Which cuisine is easiest to start with?+

Japanese and Vietnamese home cooking are often the gentlest entry points — both lean on clean, simple techniques and short ingredient lists. A bowl of rice with miso soup, or a plate of fresh summer rolls, asks very little of a beginner while still tasting authentic. Korean and Thai cooking reward a little more confidence with bold, layered flavours.

Do these cuisines share ingredients?+

A great deal. Soy sauce, garlic, ginger, sesame, chilli and rice run through all of them, so stocking a core Asian pantry sets you up to cook across every cuisine here. The differences come from the accents — fish sauce and lime in Thai and Vietnamese food, gochujang and gochugaru in Korean, fermented bean pastes in Chinese — rather than from entirely separate larders.

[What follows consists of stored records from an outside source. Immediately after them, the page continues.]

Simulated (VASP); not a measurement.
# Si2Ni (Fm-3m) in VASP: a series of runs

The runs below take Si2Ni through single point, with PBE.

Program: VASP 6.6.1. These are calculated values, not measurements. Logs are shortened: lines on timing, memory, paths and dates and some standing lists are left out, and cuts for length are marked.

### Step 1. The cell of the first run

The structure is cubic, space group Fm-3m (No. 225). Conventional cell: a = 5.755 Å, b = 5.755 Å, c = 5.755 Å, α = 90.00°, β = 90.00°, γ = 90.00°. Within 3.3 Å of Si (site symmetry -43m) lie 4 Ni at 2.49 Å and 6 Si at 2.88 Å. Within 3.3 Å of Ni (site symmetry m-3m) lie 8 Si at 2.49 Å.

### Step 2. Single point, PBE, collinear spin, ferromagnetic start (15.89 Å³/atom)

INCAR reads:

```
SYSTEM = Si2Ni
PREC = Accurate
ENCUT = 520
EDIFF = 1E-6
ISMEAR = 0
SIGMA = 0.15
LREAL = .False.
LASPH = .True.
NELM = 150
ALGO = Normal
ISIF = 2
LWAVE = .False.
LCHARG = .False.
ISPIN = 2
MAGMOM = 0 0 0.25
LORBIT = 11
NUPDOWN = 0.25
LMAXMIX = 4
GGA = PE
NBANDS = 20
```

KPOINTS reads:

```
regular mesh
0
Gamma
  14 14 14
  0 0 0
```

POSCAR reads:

What is the difference between the cuisine guides and the recipes?+

Each cuisine guide is a long-form overview of how that kitchen works — its pantry, core techniques, regional styles and how a meal comes together — while the recipes are the individual dishes you cook. The guides are the best place to understand the foundations; the recipes are where you put them into practice.

Can I cook these dishes with supermarket ingredients?+

Mostly, yes. Larger supermarkets now stock the core sauces, pastes and aromatics, and every recipe flags the one or two items worth a trip to an Asian grocery, with substitutions where they work. None of the cooking here depends on ingredients you cannot reasonably get hold of.